23 January 2011
Call and Response:
A Sermon for Proper 2A
Five or six years ago my niece and nephew-in-law and their family emigrated to Canada from the States. They've recently embarked on the next, and hopefully nearly the last, step on the road to becoming Canadian citizens: earlier this month they appeared at the citizenship court to take the test. So the whole family spent the holiday season busily studying and liable to burst out with 'fun facts' about Canada in the middle of conversations. Especially interesting to them were the differences between the Canadian story and its themes, as presented by the study guide, and the American story and its themes that they learned growing up and in civics classes. They were especially struck by the willingness to identify mistakes that Canada had made, to name them and draw lessons from them. I suppose every nation, every group, seeks to define itself by its unique story and by the themes and lessons that it draws from that story.
As Christians we are no different -- we share our story through the scriptures that we read and hear in the liturgy. And in Bible Studies and sermons we wrestle with decisions and mistakes, hard sayings and doings, as we try to understand the story and what it means, how it can guide our lives now. This is never more true than in this season of Epiphany -- now that the lights are put away, along with all the Christmas decorations, and all the balls and stars and angels are packed up for next year, now comes the hard part. Epiphany is the time for making things clear, for revealing what is hidden behind the comfortable story of a baby and his mother, shepherds, angels, and wise men. And it's a time to begin studying for our test, not a multiple-choice exam like the citizenship test, but the testing season of Lent, in which we have the chance to show how well we can live out the story in our own lives.
What do our readings today show about our Christian story? As a belated Christmas gift to the preacher, they are more than usually connected by a common theme linking prophet, apostle, and gospel to one another and to that seasonal theme of revealing -- that theme is calling, calling into relationship, with one another and with God. So much of what is in our shared story as God's people is about relationships -- how they get broken, how they get mended, how they change, and indeed change us. It makes sense that it would be in relationship with God and with one another that we would be able to understand and see what it is all about, what the birth of that particular child means for us and for the world.
In the first lesson, we hear God's call to a prophet, in this case the man we only know as Second Isaiah. He relies upon his call both to give his words the authenticity that his hearers demand and also, and most importantly to reveal to him God's plan and how he must further it. In the epistle, Paul speaks of almost nothing but calling and its results in the prayer of thanksgiving that opens 1 Corinthians, that highly charged and rhetorical letter to a church in crisis, as its members wait, with the apostle, for the revealing of our Lord Jesus Christ. And in the gospel we hear how John the Baptist's revealing of his experience at Jesus's baptism results in not one, but two calls -- of God to human beings and also of human beings to God.
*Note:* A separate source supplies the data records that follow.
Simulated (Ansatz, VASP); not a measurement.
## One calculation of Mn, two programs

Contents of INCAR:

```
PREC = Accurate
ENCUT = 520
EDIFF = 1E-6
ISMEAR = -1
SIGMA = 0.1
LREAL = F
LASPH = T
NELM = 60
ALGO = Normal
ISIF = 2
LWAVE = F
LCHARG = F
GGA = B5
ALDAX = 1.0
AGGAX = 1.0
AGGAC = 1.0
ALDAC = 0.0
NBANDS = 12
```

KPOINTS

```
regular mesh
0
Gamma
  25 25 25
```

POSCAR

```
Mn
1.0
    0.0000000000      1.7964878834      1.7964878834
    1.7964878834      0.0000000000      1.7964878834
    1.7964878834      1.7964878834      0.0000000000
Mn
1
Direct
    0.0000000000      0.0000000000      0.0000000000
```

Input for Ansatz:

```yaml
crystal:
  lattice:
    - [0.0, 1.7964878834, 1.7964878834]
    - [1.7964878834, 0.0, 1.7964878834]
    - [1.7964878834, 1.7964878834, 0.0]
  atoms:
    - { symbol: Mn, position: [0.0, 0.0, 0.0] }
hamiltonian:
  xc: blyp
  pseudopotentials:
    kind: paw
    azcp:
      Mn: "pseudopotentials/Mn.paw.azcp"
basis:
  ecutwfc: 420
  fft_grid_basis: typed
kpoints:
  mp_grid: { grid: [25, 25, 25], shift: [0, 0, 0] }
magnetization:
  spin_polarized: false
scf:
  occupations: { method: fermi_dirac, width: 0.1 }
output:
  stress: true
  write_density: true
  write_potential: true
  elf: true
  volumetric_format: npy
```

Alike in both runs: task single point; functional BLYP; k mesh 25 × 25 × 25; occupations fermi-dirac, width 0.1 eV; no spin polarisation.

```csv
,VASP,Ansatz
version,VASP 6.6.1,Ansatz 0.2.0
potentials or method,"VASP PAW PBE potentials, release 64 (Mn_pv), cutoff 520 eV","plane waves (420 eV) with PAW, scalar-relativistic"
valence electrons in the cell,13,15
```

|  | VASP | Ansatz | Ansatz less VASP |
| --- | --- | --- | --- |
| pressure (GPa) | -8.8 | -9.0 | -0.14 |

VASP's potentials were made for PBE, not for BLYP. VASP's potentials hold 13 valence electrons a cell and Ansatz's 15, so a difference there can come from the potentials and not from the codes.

I'd like to spend some time looking at the three kinds of call that are represented in these passages and what they reveal to us about God, about ourselves, and about our story. The first of these is the call of vocation. If you spend long enough in 'church land' you'll become accustomed to the story of vocation that recurs in our readings cycle by cycle as we hear about prophets, disciples, and others, those that respond to the call and those that refuse. Today's readings focus our attention on those that responded to God's call: the unnamed prophet, Paul, John the Baptist, Andrew, and another, unnamed disciple. They don't minimise the difficulties that arise from assent, however reluctant, to the call to God's service. Listen to the words that God spoke to a prophet who already all but despaired of his ability to fulfil his calling: "It is too light a thing that you should be my servant to raise up the tribes of Jacob and to restore the survivors of Israel; I will give you as a light to the nations, that my salvation may reach to the end of the earth." Hey, no pressure! No pressure at all. Fortunately the prophet has faith that his cause is with the Lord and that his reward is with God, or I am sure this double task might have seemed too much to undertake. And even that can't have made it easy for him -- cut off in the midst of his work, Second Isaiah could not see how the words he spoke for God brought comfort to God's people, new and old, or how spectacularly his prophecies would be fulfilled. Paul also had a great challenge before him as an apostle, another person sent, like the prophets before him, as a messenger for God. Although he had the satisfaction of seeing many of the faith communities that he had founded grow and flourish, there were always the problem groups, like the Corinthians he is addressing here.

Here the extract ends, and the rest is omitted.